Stellar multiplicity

strongly impacts the evolution of all components of a multiple system.

Binary interaction products

are direct probes of the outcome and the physics of binary interactions.

Observing Experience

During my studies as well as my PhD, I got the chance to conduct my own observations as well as service-mode observations for the community myself:

MPG/ESO 2.2m-telescope, Chile

  • 10 nights in 2015
  • 11 nights in 2016

Mercator telescope, Spain

  • 10 nights in 2018
  • 20 nights in 2019
  • 10 nights in 2020 (remotely)

I have vast experience working with high-resolution spectra as well as with integral-field spectroscopy. This was one of the reasons why I chose to work on SoXS, a new state-of-the-art spectrograph for the ESO-NTT, as my ESO duty work.

Over the last years, I was awarded the equivalent of over 5 nights as PI with the ESO VLT. This includes 3 nights with VLT/MUSE to study young open clusters in the Large Magellanic Cloud, and a monitoring program with VLTI/GRAVITY to study a Be binary system. To carry out a large-scale spectroscopic survey of massive Be stars, I have collected more than 75 nights of observations with the Mercator telescope. I was further involved in several successful VLT and HST proposals as a Co-I.

Main publications:

Investigating the possible binary origin of Be stars

About 20% of the massive galactic B stars are classical Be stars, observationally classified as such because their B-star spectrum is dominated by strong emission lines. While it has been shown that the formation of a circumstellar decretion disk, in which the emission originates, is linked to fast rotation of the central star, the origin of the rapid rotation remains unclear.
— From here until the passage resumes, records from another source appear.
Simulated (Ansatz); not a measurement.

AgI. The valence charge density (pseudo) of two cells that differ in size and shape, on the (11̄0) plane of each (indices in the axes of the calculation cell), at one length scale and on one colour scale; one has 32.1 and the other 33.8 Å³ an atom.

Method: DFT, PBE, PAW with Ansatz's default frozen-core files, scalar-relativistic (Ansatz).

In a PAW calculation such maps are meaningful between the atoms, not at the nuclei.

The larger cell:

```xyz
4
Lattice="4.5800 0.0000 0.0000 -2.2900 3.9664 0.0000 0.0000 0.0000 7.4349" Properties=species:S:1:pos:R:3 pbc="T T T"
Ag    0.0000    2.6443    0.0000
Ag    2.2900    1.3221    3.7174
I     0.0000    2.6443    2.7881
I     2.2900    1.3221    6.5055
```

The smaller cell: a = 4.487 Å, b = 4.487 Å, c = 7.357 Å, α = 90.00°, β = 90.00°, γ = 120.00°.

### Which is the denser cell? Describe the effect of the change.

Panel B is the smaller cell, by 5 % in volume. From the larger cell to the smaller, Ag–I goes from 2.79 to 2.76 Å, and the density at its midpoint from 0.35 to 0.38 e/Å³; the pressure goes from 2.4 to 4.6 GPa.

Different channels for the origin of the Be phenomenon have been proposed. One of them is based on binarity, proposing that Be stars are the mass gainers in post-mass-transfer binary systems. Apart from gaining mass, the stars also gained angular momentum, spinning them up to almost critical rotation rates. If the binary channel is the dominating one in the formation of massive Be stars, two clear and testable predictions emerge:

  • there should be a lack of Be stars in close binary systems with main-sequence (MS) companions
  • Be stars in binaries should have exotic companions such as envelope-stripped Helium stars, neutron stars and black holes

In a literature study of a sample of ~300 massive Be stars (with spectral types B1.5 and earlier) in the Milky Way, we found that there is a clear lack of reported Be stars in binary systems with close main-sequence companions. While the sample is inhomogeneous, this gives a first hint that the binary channel might be dominating in the formation of massive Be stars.

Schematic overview of the binary channel for Be star formation

Hunting for post-interaction systems in the SMC cluster NGC 330

When the integral field spectrograph MUSE mounted at UT4 of the VLT, Chile was equipped with a state-of-the-art adaptive optics module in summer 2017, it was possible for the first time to resolve the dense core of open stellar clusters in our neighboring galaxies, the Magellanic Clouds, and obtain spectra for its entire massive star population.

Using MUSE spectroscopy for NGC 330, a young, massive cluster in the Small Magellanic Cloud (SMC), we are able to provide a spectroscopic consensus of the massive star content of NGC 330.

RGB imagine of the cluster NGC 330 observed with MUSE

We confirm that there is a surprisingly large number of classical Be stars, that is rapidly rotating stars that display characteristics Balmer emission lines arising in a circumstellar decretion disk. Based on their position in the color-magnitude diagram, they are prime candidates for binary interaction products. Using the multi-epoch nature of the MUSE observations, we identify binary systems in the cluster. We find that the current binary fraction in NGC 330 is significantly lower than in young stellar cluster.

The RGB image shown here is constructed from the MUSE observations of NGC 330.